Most Rev Bishop Leo O’Reilly.Photo: Lorraine Teevan

Let the Busy World be Hushed

‘I remember him cutting tobacco into half ounces below at that very counter’, Kathleen told the assembled ladies gathered around the till in headscarves, a clad the day that it was announced on Northern Sound that he was to be made Bishop.

Canon Corrigan was apt to call to offer his congratulations to the McDonald sisters for the part they had played in his formation. Maura, the younger of the two took down a new bottle of Pledge from off the shelf to give the Formica veneer an extra polish for fear there’d be a run of passing trade coming in to give the counter a little rub, like they do with the foot of St. Peter, now that the counter could be reckoned as a second-class relic.

Bob Magee, nor Peggy Gillick in her corner shop above on the Diamond, could boast of having once employed a messenger boy who was now set to become Bishop.

‘Sure for all intents and purposes you could say that he found his vocation below cutting ham for Rosie Reilly of the Barrack Hill and chatting to the Aggie McGowan’s and the Mrs. Boyd’s as he packed their groceries into a Fyffes’ banana box and it the length of the street for them’. Oh, there’d have to be a picture got of him before the big day in Cavan to be stuck up in the front window to let anyone who mightn’t have yet heard that new Bishop had once worked there when he was a student above in St. Pat’s.

Kathleen and Maura McDonald were shockin’ proud that they’d had a hand in the making of a Bishop, and sure people told them they were apt to get an invite to his ordination above in the Cathedral and more importantly to the meal in the Kilmore after.

And so it was that the ordinary people of the town claimed as their own the boy from Kill, having moved with his family at just 12 years of age to Belturbet in the wake of a close bereavement and were so very proud, these years on, of this man now chosen to be a Bishop.

A man chosen to lead a diocese in what were to be some of the most difficult years the church had known in living memory; renowned in every half parish from Ballintrillick to Kilmainhamwood for his common touch, his recognition of faces, his recall of names, his asking after an ailing parent as he shook hands with someone at a confirmation ceremony.

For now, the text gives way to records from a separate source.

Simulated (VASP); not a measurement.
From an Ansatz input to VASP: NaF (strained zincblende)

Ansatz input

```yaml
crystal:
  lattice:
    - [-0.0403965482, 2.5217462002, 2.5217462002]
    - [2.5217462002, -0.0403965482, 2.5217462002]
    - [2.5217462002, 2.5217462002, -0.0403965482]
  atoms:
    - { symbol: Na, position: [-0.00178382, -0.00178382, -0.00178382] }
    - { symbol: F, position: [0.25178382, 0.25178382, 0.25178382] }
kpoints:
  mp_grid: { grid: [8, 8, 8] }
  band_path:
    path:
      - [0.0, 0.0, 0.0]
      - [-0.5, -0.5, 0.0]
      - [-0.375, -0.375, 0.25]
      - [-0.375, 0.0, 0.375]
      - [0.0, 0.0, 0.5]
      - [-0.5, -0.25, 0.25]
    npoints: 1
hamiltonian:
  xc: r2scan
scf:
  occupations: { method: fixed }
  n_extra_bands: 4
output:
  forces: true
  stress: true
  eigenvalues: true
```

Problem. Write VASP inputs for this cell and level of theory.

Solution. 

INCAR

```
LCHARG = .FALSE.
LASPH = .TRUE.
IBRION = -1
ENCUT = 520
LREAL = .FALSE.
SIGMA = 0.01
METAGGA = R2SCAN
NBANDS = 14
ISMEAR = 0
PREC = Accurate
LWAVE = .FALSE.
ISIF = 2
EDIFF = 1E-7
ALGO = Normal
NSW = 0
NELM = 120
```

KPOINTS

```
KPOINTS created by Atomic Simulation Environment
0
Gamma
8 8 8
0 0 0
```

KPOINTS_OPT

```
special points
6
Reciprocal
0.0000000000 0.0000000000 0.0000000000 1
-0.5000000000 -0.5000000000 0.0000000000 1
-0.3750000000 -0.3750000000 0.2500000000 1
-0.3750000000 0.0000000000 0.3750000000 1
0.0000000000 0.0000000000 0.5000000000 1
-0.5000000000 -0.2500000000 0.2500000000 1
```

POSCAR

It was in the ordinary and the everyday that he forged bonds with people who took him to their hearts, his name becoming synonymous with friendship and a fatherliness that younger priests too had known.

Near 50 years after he had worked as a boy in McDonald’s shop on Holborn hill, Kathleen couldn’t believe her eyes the evening he walked through the door of the Harbour Bar at the celebration of her retirement and there spent a couple of hours with her and her customers as they paid fitting tribute to this lady and her sister, by then deceased, who had given so much to a community.

It was in the simple and the ordinary, in the handshakes that were exchanged, that he touched the hearts of people, be it turning up without ceremony at a removal, calling to a house where a family had experienced a tragedy, sitting with prisoners and listening to their stories, no notice, no attention, touching human hearts in the quiet and the ordinary of the everyday.

Today he turns 80, a milestone in years and on this his birthday we pay tribute to Bishop Leo, a man who has given so much of himself as a Bishop over 20 years and more and has now handed on the baton of responsibility and leadership to Bishop Martin.

Over the years he has been immersed in the lives of the people of his diocese, concerned for their well-being in the midst of the commonplace of their lives.

For therein he knows is the yearning for God, in the ups and downs of living and therein too is heard the Master’s call, a voice beckoning those who will minister to His people.

For just as it was in the midst of the ordinary that the vocation of a boy was nurtured, so too it remains today, God’s voice whispering in the whirlwind of people’s lives, calling ordinary men and women from ordinary situations to minister to ordinary people who yearn for God in the ordinary and every day of their lives.

So, as we pay tribute to Bishop Leo on his 80th birthday, we pay tribute too to the Kathleen’s and the Maura’s, his late parents Terence and Maureen and to all the people down the years who made and nurtured a Bishop.